The Aleppo offensive is an operation that started on 16 October when the Syrian Army launched a large-scale strategic offensive south of Aleppo. The main objective of the operation is to secure the Azzan Mountains, while also creating a larger buffer-zone around the Syrian Government’s only highway leading to the provincial capital. The objective was also reportedly to set conditions for an upcoming offensive to isolate rebel forces in Aleppo City and to relieve the long-standing siege of a pro-government enclave in Aleppo Province.
Gen. Qasem Soleimani was reported to have personally led the drive deep into the southern Aleppo countryside where many town and villages have been taken by Government forces. Gen. Soleimani has been in command of the Syrian Arab Army’s 4th Mechanized Division, Hezbollah, Harakat Al-Nujaba (Iraqi), Kataebat Hezbollah (Iraqi), Liwaa Abu Fadl Al-Abbas (Iraqi), and Firqa Fatayyemoun (Afghan/Iranian volunteers). The Syrian government's progress deep into the southern Aleppo countryside has been attributed in large part to the Iranian leadership during the offensive.
The origins of the planning of the offensive in Aleppo could be traced back to Gen. Qasem Soleimani's visit to Moscow in July 2015. Gen. Soleimani was reportedly sent to Syria by the supreme leader of Iran himself, Ali Khamenei, in order to discuss military matters with his Russian couterparts and coordinate a joint escalation of forces in Syria. One month before the offensive south of Aleppo, the military launched another operation east of the city in an attempt to break the two-year siege of the Kuweyres military air base.
At 10 A.M. (Damascus Time) on the morning of 16 October, the Syrian Arab Army (SAA) – in coordination with Hezbollah, the National Defense Forces (NDF), and Al-Ba’ath Battalions – launched their large-scale southern Aleppo offensive after almost one year of inactivity along this rural area in the Azzan Mountains. According to field reports from the provincial capital, the Syrian Armed Forces and Hezbollah captured four sites from the Islamist rebels of Jabhat Al-Shamiyah (Levantine Front), Harakat Ahrar Al-Sham, and the Free Syrian Army (FSA), killing a number of combatants in the process of their advance in the Aleppo Governorate’s southern countryside.

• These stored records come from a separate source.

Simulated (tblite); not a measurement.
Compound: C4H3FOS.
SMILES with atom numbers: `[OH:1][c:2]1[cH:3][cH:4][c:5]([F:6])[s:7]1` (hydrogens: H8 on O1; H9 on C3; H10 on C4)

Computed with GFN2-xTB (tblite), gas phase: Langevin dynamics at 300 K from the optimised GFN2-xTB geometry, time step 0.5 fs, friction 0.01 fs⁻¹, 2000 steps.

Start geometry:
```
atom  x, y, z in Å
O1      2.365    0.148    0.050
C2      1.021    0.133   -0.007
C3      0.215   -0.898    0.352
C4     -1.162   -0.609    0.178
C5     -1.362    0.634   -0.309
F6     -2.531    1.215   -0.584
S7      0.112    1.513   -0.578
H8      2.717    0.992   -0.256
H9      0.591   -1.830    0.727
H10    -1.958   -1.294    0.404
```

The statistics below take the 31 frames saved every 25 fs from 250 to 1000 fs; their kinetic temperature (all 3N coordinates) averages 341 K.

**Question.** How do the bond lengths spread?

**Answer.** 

Christopher Kozak of the Institute for the Study of War speculated that the assault was nothing more than a diversionary tactic intended to move rebel forces away from reopening the access to Nubl and cut the Aleppo–Turkey highway, their primary objective in his opinion. Hezbollah's main incentive in participating in the offensive is believed to be similar to their agenda elsewhere, securing Shi'ite villages. Their ultimate objective is believed to be reaching the villages of Kafriya and Al-Fu'ah, thus lifting the siege imposed by Al-Nusra Front. With reportedly hundreds of square kilometers brought under government control within the span of the first month of the offensive, Al-Masdar concluded that the overall effectiveness of both the senior Iranian revolutionary guards on the ground as well as the close Russian air-support have been noted as part of the main array of factors leading to a revitalized advance by government forces.